Hiking Argentina: Sendero al Mirador Beagle (aka Hayas Trail to Beagle Viewpoint )

I’d hoped to hike the Martial Glacier trail while we were in Ushuaia. That didn’t happen our first full day in Ushuaia because we went birding. We spent most of the second full day in Ushuaia solving SIM card problems and waiting in line at Western Union to change USD to Argentinian pesos – only to find out after 90 minutes of waiting that, unlike Buenos Aires, they don’t offer this service in Ushuaia.

Our last morning in Ushuaia, we had a spare 2.5 hours before embarking on our Antarctica, South Georgia and Falkland Islands/Malvinas expedition cruise. Despite the cool temperature, gusting wind and intermittent rain showers, armed with a small trail map courtesy of our hotel, we headed out on the Hayas Trail and ended up at Beagle Viewpoint.

pocket trail map

NOTE: If you prefer your hike reports in video format, check out Mr GeoK’s Relive recap.

Getting There

The trail starts just outside the Las Hayas Resort. If you’re staying elsewhere in Ushuaia, a taxi from town cost us about 2,000 pesos in November 2023 (about US$2). If you have a vehicle, there’s a dirt parking lot across the road (Luis Fernando Martial) from Las Hayas Resort. There are publicly-accessible washrooms in the resort lobby.

The Trail

We turned sharply left after exiting the resort’s front doors, and found ourselves on a short set of stairs and then a boot beaten path leading up into the woods.

woman on bootbeaten path heading uphill through forest

We came to several trail intersections, all unsigned. Equipped with nothing but a pretty good sense of direction and the little map from the hotel, we did our best to make some kind of hike of it. We had to turn around once, and after retracing a few hundred meters, found another trail intersection we’d missed on our uphill walk.

That branch took us to Mirador Turbal de las Tres Lagunas, which translates to “peat bog with three lagoons viewpoint”. This was not included on the little map from the hotel, nor was there a sign marking this viewpoint. We learned about it from a Google search after returning home from our vacation.

Mirador Monte Martial

We knew we were on the right track – at least according to the little map from the hotel – when we spotted the sign for the Mount Martial Viewpoint, less than two hundred meters along from the peat bog. The Martial glacier, as far as I can tell from studying maps of the area, is in on the slanted slope connecting the pyramid-shaped mountain on the left and the two pyramid-shaped mountains on the right.

We’d only been hiking about 45 minutes by this point, so we carried on. That was a good decision, because we saw a lot of interesting trees that reminded us of of scenes from The Lord of the Rings.

old trees, some scorched, one with a yellow flag and all with fluffly pale green lichen

I agree with the sentiment on this old metal sign we spotted nailed to one tree trunk – it translates to “Beautiful Woods.”
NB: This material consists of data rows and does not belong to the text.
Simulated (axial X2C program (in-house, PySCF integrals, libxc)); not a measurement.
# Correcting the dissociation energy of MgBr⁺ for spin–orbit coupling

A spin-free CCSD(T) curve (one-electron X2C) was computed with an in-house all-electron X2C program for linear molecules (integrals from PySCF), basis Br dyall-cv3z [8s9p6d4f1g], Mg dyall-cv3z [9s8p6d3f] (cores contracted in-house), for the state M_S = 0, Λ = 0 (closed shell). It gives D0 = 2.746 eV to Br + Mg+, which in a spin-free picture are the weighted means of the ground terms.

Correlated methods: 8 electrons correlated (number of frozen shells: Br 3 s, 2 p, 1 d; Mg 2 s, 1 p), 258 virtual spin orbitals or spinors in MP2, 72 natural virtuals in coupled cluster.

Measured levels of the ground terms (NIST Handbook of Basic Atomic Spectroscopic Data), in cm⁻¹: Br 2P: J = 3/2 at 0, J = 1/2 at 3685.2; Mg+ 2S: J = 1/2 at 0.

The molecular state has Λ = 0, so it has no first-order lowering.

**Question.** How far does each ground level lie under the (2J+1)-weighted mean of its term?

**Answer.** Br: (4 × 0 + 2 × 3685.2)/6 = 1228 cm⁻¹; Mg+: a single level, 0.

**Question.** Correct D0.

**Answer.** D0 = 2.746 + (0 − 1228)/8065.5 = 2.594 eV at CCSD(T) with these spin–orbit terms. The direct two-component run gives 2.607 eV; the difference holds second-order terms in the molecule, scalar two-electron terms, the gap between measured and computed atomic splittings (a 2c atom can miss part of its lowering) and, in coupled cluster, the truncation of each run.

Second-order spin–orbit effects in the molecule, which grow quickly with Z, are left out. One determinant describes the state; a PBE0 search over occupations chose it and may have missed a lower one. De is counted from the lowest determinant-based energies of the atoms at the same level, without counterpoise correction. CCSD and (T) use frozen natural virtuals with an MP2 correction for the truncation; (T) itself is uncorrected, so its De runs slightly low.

We saw mistletoe, holly berries, arrow-leaved marigolds, Indian Bread fungus and lots of unfamiliar-to-us trees.

Time to Turn Around

About 1 hr 20 minutes/4.3 km after we set out, we came to a trail intersection sign. It marked the start of a wilderness trail to Cerro Bridges (“Bridges Hill”), a summit about 3.5 km away with an elevation gain of some 600 meters, rated a moderate/difficult hike. With an estimated return trip hiking time of 6 hrs 40 minutes (according to the sign), we simply didn’t have enough time to make venturing up that trail worth the effort. Checking our watches, we decided it was time to turn back.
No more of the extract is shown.